STANDARD COSTING AND VARIANCE ANALYSIS
It is a predetermined cost based on a technical estimate for materials, labour and overhead for a selected period of time and for a prescribed set of working conditions.
According to CIM, it is a predetermined calculation of how much costs should be under specified working conditions.
A standard can be defined as a benchmark or norm for measuring performance. Standards relate to quantity and cost of inputs used in manufacturing goods or providing services. Managers for the elements of costs set quantity and cost standards.
Standard costing is a technique, which establishes predetermined estimates of the costs of products and services and then compares these predetermined costs with actual costs as they are incurred. The predetermined costs are known as standard costs and the different between the standard cost and actual cost is known as variance. The process by which the total different between actual cost and standard cost is broken down into different elements known as variance analysis.
TYPES OF STANDARDS.
The following are the most important types of standards:
a) Basic Standards. These are long term standards, which would remain unchanged over the years, their sole use is to slow trends over time for such items as material prices, labour rats and efficiency and effect of changing methods.

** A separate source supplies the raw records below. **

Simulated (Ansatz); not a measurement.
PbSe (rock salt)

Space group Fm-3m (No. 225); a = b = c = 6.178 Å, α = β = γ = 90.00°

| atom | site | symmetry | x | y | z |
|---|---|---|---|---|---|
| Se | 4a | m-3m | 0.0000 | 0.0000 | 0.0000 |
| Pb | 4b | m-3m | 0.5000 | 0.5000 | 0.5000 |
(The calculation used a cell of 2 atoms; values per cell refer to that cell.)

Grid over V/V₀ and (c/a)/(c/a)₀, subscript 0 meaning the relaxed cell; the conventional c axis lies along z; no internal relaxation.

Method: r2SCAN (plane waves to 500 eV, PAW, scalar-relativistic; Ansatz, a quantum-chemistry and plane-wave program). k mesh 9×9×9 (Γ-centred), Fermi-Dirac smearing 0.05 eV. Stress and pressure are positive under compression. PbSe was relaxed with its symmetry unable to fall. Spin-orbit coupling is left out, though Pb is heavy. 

b) Ideal Standards. These are based on the best possible operating conditions i.e. no breakdowns, no material wastage, no stoppages or idle time, in short, perfect efficiency. Ideal standards if used would be revised periodically to reflect improvements in methods, material and technology.
c) Attainable standards. This is the most frequently encountered standard. It is based on efficient (but not perfect) operating conditions the standards would include allowances for normal materials losses, realistic allowances for fatigue, machine breakdown etc.